From: Tvrtko Ursulin <tvrtko.ursulin@linux.intel.com>
To: John Harrison <john.c.harrison@intel.com>,
Intel-GFX@Lists.FreeDesktop.Org
Cc: DRI-Devel@Lists.FreeDesktop.Org
Subject: Re: [Intel-gfx] [PATCH 3/4] drm/i915/guc: Look for a guilty context when an engine reset fails
Date: Mon, 16 Jan 2023 12:43:31 +0000 [thread overview]
Message-ID: <195b373c-f98e-306f-40aa-1f028d27a77f@linux.intel.com> (raw)
In-Reply-To: <f3749fe9-56c9-dcb7-d1bc-bfd57bee668c@intel.com>
On 14/01/2023 01:27, John Harrison wrote:
> On 1/13/2023 01:22, Tvrtko Ursulin wrote:
>> On 12/01/2023 20:59, John Harrison wrote:
>>> On 1/12/2023 02:15, Tvrtko Ursulin wrote:
>>>> On 12/01/2023 02:53, John.C.Harrison@Intel.com wrote:
>>>>> From: John Harrison <John.C.Harrison@Intel.com>
>>>>>
>>>>> Engine resets are supposed to never fail. But in the case when one
>>>>> does (due to unknown reasons that normally come down to a missing
>>>>> w/a), it is useful to get as much information out of the system as
>>>>> possible. Given that the GuC effectively dies on such a situation, it
>>>>> is not possible to get a guilty context notification back. So do a
>>>>> manual search instead. Given that GuC is dead, this is safe because
>>>>> GuC won't be changing the engine state asynchronously.
>>>>>
>>>>> Signed-off-by: John Harrison <John.C.Harrison@Intel.com>
>>>>> ---
>>>>> .../gpu/drm/i915/gt/uc/intel_guc_submission.c | 17
>>>>> +++++++++++++++--
>>>>> 1 file changed, 15 insertions(+), 2 deletions(-)
>>>>>
>>>>> diff --git a/drivers/gpu/drm/i915/gt/uc/intel_guc_submission.c
>>>>> b/drivers/gpu/drm/i915/gt/uc/intel_guc_submission.c
>>>>> index b436dd7f12e42..99d09e3394597 100644
>>>>> --- a/drivers/gpu/drm/i915/gt/uc/intel_guc_submission.c
>>>>> +++ b/drivers/gpu/drm/i915/gt/uc/intel_guc_submission.c
>>>>> @@ -4754,11 +4754,24 @@ static void reset_fail_worker_func(struct
>>>>> work_struct *w)
>>>>> guc->submission_state.reset_fail_mask = 0;
>>>>> spin_unlock_irqrestore(&guc->submission_state.lock, flags);
>>>>> - if (likely(reset_fail_mask))
>>>>> + if (likely(reset_fail_mask)) {
>>>>> + struct intel_engine_cs *engine;
>>>>> + enum intel_engine_id id;
>>>>> +
>>>>> + /*
>>>>> + * GuC is toast at this point - it dead loops after
>>>>> sending the failed
>>>>> + * reset notification. So need to manually determine the
>>>>> guilty context.
>>>>> + * Note that it should be safe/reliable to do this here
>>>>> because the GuC
>>>>> + * is toast and will not be scheduling behind the KMD's back.
>>>>> + */
>>>>> + for_each_engine_masked(engine, gt, reset_fail_mask, id)
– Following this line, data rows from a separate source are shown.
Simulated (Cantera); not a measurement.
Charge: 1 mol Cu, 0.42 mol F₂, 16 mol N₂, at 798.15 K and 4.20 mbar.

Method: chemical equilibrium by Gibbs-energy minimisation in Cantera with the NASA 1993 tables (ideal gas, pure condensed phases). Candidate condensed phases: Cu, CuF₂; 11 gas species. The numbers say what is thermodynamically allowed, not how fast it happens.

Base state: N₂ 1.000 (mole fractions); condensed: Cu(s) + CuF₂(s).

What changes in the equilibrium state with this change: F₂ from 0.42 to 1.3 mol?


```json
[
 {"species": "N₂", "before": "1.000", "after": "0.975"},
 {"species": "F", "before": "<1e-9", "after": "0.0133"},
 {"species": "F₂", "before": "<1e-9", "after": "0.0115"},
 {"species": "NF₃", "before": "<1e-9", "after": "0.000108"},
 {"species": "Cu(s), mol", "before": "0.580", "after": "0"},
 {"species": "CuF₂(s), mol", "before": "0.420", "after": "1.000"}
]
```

>>>>> + intel_guc_find_hung_context(engine);
>>>>> +
>>>>> intel_gt_handle_error(gt, reset_fail_mask,
>>>>> I915_ERROR_CAPTURE,
>>>>> - "GuC failed to reset engine mask=0x%x\n",
>>>>> + "GuC failed to reset engine mask=0x%x",
>>>>> reset_fail_mask);
>>>>> + }
>>>>> }
>>>>> int intel_guc_engine_failure_process_msg(struct intel_guc *guc,
>>>>
>>>> This one I don't feel "at home" enough to r-b. Just a question - can
>>>> we be sure at this point that GuC is 100% stuck and there isn't a
>>>> chance it somehow comes alive and starts running in parallel (being
>>>> driven in parallel by a different "thread" in i915), interfering
>>>> with the assumption made in the comment?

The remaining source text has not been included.